Circular meetings, Obama style

The New York Times stokes the hysteria over the crisis of the republic fomented by the left over successful Russian hacking of Democratic targets. The Times story today carries the byline of three senior reporters. The Times injects echoes of Watergate with a photograph at the top of the story that illustrates a point in the text: “Like another famous American election scandal, it started with a break-in at the D.N.C. The first time, 44 years ago at the committee’s old offices in the Watergate complex, the burglars planted listening devices and jimmied a filing cabinet. This time, the burglary was conducted from afar, directed by the Kremlin, with spear-phishing emails and zeros and ones.”

And that’s not all. There is more in the story. The Times works the Watergate thing hard.

I have heard the echoes of Watergate in the administration’s use of the IRS for political purposes. Obama has succeeded in weaponizing the executive branch beyond the wildest dreams of Richard Nixon. But those aren’t the echoes the Times hears or has in mind.

The Times reporters on the story have sources in the intelligence community. The article states near the top: “An examination by The Times of the Russian operation — based on interviews with dozens of players targeted in the attack, intelligence officials who investigated it and Obama administration officials who deliberated over the best response — reveals a series of missed signals, slow responses and a continuing underestimation of the seriousness of the cyberattack.”

This is a long, long story. I haven’t finished reading it. My first impression part way through is that it makes the Democrats out to be idiots.

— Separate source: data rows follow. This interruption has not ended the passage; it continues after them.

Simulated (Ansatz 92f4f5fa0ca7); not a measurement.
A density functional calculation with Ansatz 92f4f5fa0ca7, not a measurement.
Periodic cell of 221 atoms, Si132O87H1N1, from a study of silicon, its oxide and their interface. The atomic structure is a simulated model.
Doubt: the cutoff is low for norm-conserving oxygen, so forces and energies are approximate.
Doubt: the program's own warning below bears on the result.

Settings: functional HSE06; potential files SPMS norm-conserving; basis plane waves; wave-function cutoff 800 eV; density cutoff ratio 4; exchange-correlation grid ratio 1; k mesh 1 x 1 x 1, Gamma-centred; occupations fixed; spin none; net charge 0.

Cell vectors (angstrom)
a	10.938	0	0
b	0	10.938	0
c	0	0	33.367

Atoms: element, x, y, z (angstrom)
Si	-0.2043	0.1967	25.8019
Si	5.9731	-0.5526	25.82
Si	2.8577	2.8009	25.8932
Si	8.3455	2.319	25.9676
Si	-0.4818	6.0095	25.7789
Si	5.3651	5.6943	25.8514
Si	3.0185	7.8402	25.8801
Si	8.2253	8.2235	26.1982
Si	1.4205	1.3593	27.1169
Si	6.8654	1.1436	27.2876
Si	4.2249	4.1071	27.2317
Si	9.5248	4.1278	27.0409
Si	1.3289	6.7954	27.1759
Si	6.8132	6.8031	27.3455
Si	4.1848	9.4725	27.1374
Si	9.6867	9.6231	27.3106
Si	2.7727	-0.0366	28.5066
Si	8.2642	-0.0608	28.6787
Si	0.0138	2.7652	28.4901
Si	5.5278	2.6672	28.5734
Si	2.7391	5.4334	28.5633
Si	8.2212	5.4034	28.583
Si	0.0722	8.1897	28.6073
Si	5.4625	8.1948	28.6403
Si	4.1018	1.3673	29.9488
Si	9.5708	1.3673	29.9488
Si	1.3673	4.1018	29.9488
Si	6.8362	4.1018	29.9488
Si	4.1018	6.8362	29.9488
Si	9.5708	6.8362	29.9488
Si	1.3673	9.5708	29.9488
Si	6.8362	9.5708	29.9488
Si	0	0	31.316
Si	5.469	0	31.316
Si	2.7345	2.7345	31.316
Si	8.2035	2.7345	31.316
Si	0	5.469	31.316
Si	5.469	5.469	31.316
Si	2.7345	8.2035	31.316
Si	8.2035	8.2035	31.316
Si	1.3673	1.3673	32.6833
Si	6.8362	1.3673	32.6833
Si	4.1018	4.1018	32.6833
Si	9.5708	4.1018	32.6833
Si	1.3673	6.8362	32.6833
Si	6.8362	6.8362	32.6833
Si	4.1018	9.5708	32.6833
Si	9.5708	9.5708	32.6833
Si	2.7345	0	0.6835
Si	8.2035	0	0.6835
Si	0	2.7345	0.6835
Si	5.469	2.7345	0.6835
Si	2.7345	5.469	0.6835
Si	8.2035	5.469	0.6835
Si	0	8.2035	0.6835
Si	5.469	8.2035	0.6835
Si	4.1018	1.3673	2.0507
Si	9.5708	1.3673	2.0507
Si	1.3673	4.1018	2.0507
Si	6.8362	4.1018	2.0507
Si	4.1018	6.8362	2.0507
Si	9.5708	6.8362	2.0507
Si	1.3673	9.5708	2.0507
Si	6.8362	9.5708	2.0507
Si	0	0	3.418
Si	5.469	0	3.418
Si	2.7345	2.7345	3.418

What about the Democrat at the top of the heap? Giving the Times story a close reading, Michael Warren excerpts a passage that highlights a characteristic moment in Obama’s inaction and nonperformance in the service of his one-sided love affair with the Islamic Republic of Iran:

Mr. Obama was briefed regularly on all this, but he made a decision that many in the White House now regret: He did not name Russians publicly, or issue sanctions. There was always a reason: fear of escalating a cyberwar, and concern that the United States needed Russia’s cooperation in negotiations over Syria.

“We’d have all these circular meetings,” one senior State Department official said, “in which everyone agreed you had to push back at the Russians and push back hard. But it didn’t happen.”

So the Russians escalated again — breaking into systems not just for espionage, but to publish or broadcast what they found, known as “doxing” in the cyberworld.

It was a brazen change in tactics, moving the Russians from espionage to influence operations. In February, 2014 they broadcast an intercepted phone call between Victoria Nuland, the assistant secretary of state who handles Russian affairs and has a contentious relationship with Mr. Putin, and Geoffrey Pyatt, the United States ambassador to Ukraine. Ms. Nuland was heard describing a little-known American effort to broker a deal in Ukraine, then in political turmoil.

When it comes to protecting the national security interest of the United States, those “circular meetings” can serve as a metaphor for the Obama administration and for the coordination of the mainstream media with the party line.

To be continued, not necessarily by me.